Thor had always had a tricky place within the MCU. He does not have clearly defined features like Tony Stark or Steve Rogers. Yes, he’s noble and heroic, but he’s also harder to describe, in part because he’s such a bizarre character (he’s a demigod space alien), but also because Marvel landed on a unique performer like Chris Hemsworth. Hemsworth fits the bill physically for the character, but over the years, he shows that he’s a comically gifted actor who shines brightest when he allowed to just be funny. And yet the first two Thor movies aren’t exactly sure how to use him. They give him moments to be humorous, but they seem ambivalent about leaning into the comedy as if that would diminish the seriousness of the situation. Director Taika Waititi had no such reservations with Thor: Ragnarok. Let’s take a look at Ragnarok now that Thor: Love and Thunder is on the horizon. While it’s been nearly five years since Ragnarok first hit theaters, with 12 movies in between them, including the watershed bookend film Avengers: Endgame and the (tangentially related) tv series Loki.

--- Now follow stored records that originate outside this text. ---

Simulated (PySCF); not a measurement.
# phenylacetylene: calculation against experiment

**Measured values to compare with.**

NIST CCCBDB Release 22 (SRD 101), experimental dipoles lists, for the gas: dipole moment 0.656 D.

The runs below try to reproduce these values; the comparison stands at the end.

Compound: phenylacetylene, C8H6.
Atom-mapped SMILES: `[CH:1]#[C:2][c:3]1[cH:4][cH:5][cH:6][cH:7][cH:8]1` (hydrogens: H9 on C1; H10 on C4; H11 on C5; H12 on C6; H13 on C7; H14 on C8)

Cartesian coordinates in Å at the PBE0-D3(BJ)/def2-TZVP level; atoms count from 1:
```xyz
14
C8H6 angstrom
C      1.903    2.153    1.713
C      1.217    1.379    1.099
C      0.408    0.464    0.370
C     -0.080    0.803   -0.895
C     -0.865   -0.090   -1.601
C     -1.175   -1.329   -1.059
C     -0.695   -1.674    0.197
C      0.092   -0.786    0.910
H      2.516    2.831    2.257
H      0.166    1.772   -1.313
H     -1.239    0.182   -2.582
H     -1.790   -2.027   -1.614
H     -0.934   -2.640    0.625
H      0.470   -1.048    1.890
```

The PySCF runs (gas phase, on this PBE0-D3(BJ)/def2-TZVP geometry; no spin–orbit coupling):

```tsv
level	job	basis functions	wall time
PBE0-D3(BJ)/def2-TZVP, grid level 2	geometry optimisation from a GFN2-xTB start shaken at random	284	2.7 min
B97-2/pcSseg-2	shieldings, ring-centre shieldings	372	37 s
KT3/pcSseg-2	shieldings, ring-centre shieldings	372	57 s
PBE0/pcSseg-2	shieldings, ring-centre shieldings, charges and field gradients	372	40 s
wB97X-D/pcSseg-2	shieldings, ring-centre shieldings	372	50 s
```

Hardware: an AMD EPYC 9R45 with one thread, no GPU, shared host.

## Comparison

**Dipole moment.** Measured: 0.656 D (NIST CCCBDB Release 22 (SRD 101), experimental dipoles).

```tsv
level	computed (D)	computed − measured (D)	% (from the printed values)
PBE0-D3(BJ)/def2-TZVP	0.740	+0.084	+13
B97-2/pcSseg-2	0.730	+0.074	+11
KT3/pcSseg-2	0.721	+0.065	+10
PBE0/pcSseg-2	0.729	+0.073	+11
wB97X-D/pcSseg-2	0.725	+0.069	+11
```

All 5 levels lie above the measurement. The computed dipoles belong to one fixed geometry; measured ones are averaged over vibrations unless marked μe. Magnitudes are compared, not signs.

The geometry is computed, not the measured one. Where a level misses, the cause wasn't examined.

The guiding principle of Thor: Ragnarok is to always go for the joke. There are a few serious themes lying beneath the surface, but more than anything, Ragnarok is a raucous comedy that uses Hemsworth’s humor to full effect. And this willingness to just go for the joke at the cost of everything else shows newfound freedom for the MCU. It would have been easy to let the movie follow up on Thor’s quest for the Infinity Stones, and instead in the first five minutes he casually mentions to a skeleton that he did not find any. His journey has instead taken him towards visions of “Ragnarok”, an apocalyptic event that will wipe out Asgard. That would seem like a fairly dire vision, and yet Thor, and the film, is pretty much all jokes.
Previous Thor movies were predicated on either Thor’s relationship to ruling Asgard or being a fish-out-of-water. Remove both of those aspects, and you see where Waititi has the freedom to basically put his comic voice (which you can clearly see from his previous movies like What We Do in the Shadows and Hunt for the Wilderpeople) into Thor’s mouth. For some, this could easily be jarring. He is now cracking wise and being the butt of slapstick humor, but the question Ragnarok asks within the larger MCU is whether characters must always be confined to what they’ve been before?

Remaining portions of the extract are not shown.